Well-paid trade jobs remain unfilled even as many college majors drop in value

Well-paid trade jobs remain unfilled even as many college majors drop in value

Tens of thousands of high-paying blue-collar jobs that don’t require a college degree are unfilled because too many people think college is necessary, according to the Hechinger Report.

“While a shortage of workers pushes wages higher in the skilled trades, the financial return from a bachelor’s degree is softening, even as the price, and the average debt into which it plunges students, remain high,” it noted.

So many high school graduates have been coached and primed to get a four-year college degree that highly paid jobs requiring less expensive and time-consuming training remain unfilled. That “poses a real threat to the economy,” according to the Hechinger Report, which focuses on news about colleges.

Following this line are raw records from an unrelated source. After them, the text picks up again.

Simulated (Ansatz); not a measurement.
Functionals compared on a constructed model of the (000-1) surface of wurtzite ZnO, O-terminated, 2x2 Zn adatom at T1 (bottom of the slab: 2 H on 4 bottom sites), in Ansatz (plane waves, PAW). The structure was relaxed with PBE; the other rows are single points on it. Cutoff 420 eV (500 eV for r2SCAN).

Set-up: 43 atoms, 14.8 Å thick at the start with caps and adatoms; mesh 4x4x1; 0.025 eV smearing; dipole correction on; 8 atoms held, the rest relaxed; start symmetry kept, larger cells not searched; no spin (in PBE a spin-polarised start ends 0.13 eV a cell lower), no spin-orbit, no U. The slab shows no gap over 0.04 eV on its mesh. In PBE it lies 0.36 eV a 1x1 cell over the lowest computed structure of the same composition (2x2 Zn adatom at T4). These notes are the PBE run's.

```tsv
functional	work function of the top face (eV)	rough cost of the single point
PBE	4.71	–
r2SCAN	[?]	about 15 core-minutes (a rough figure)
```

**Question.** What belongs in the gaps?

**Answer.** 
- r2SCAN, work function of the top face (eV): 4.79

High-school students have been instilled with the erroneous belief that college “is the sole path for everybody,” says Chris Cortines, co-author of a report on Washington state career and tech education programs. “There’s an emphasis on the four-year university track” in high schools across the country, he said. However, “when you look at the types of wages that apprenticeships and other career areas pay, and the fact that you do not pay four years of tuition and you’re paid while you learn, these other paths really need some additional consideration,” Cortines said.

Most trade employers do require some training, according to the Hechinger Report. But those qualifications typically cost a lot less and take much less time than a bachelor’s degree.

Nine in ten contractors have difficulty finding craft workers and more than six in ten firms reported delays due to workforce shortages, according to a news release two years ago from the Associated General Contractors of America.

The country needs more ironworkers, drywall installers, and sheet metal workers, in particular, notes to the Hechinger Report.

Ironworkers earned an average of $57,160 per year, according to the most recent year for which data was available. The average is probably higher today, due to inflation. Median wages for construction workers are now higher than the median pay for all jobs, according to the Bureau of Labor Statistics.

“Half of payroll workers in construction earn more than $49,030 and the top 25% make at least $68,690 [in 2020],” noted the National Association of Home Builders in 2021. By contrast, in 2020 the U.S. median wage was $39,810.

Earlier, the Georgetown University Center on Education and the Workforce reported that 30 million jobs in the United States that paid an average of $55,000 per year didn’t require bachelor’s degrees. It’s probably at least $60,000 now, due to inflation since that average was calculated.

In response to growing shortages of skilled blue-collar workers, 39 states had begun encouraging career and technical education, and many have increased funding for these pathways, according to a 2017 Brookings Institution report.

But such efforts remain modest, and the federal government and the Biden administration have done little to fill growing shortages of skilled blue-collar workers.

Finally, last month, legislation was introduced in Congress would make some shorter post-high school workforce programs eligible for federal Pell Grants, reducing the federal bias in favor of college and against trade schools. “For too long, the college-for-all mentality drove Americans toward expensive and often ineffective education pathways,” noted the bill’s sponsors. “As our country stares down a historic worker shortage, fewer Americans are getting the skills they need to be successful.”